I'm aware that this is what my math and social studies textbooks liked to call 'critical thinking.' (My least favorite type of question.) My 9th grade civics textbook called it 'thinking critically,' which I always found stupid sounding. Just like civics class. But thinking critically is important, I understand. I just don't understand why they are so skeptical about minorities' authenticity.

This week, we talked about the Kurds, focusing on Turkey. The article we read tried to define who makes up the Kurds and how they've tried to achieve nationhood. It turns out that it's impossible to concretely define 'Kurd.' There are two main dialects among many, there are people who speak other languages but have traditionally considered themselves Kurds, there are Sunnis, there are Alevi, there are even Christians. I'm missing lots of different groups. There are tribes and there are urbanized city dwellers. They are spread across four countries.

One guy in my class continued to raise his hand and say how he could not see them as one minority group—which means he could not see them as a nation, because to be a nation, you need a shared language, history, territory, economy, probably other things. He would not believe that the Kurds are really one minority. And many others agreed that it was a difficult question, and yes, it is. There is a huge range of diversity and the lines have changed over the centuries. But as my teacher pointed out, shared identity, the shared feeling that you are a part of the group (and not part of the majority), is also a huge part.

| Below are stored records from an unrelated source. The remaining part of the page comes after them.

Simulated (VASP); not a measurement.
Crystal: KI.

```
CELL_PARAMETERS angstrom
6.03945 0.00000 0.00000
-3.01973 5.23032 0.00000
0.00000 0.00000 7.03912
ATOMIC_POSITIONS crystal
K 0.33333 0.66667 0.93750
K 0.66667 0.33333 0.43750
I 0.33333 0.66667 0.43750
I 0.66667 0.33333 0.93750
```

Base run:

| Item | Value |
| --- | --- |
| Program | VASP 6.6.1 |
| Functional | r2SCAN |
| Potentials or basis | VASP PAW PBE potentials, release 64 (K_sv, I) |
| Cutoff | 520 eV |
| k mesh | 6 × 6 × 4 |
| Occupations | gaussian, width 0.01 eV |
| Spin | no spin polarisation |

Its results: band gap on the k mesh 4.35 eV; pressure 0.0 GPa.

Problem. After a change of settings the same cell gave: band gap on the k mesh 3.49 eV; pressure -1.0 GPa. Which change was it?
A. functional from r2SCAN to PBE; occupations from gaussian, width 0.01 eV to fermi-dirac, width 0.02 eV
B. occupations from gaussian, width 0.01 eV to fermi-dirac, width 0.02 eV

I guess it's important to make sure people aren't just wanting to take control of a bunch of land and make another country just because. Or an autonomous region. But it seems to me that in America, as long as you're not white, you're part of a minority. Maybe the difference is that the only minority who could have tried to claim some of our land—wow, I just typed it that way—who could claim they were a nation and had a right to their own country is the Native Americans. So maybe it's easier to throw the term 'minority' around. Or we're just used to minority groups. Because I always thought a minority was just a group of people smaller than the biggest group. And 'minority' isn't 'nation' and isn't 'culture,' but still still still—I still think that the German students think about this differently.

P.S. I have to write 10 pages about Minderheiten in Europa by next Tuesday. And by next, I mean less than a week, and by Minderheiten in Europa, I mean that I'm actually writing about Germans in America, which is not the same thing.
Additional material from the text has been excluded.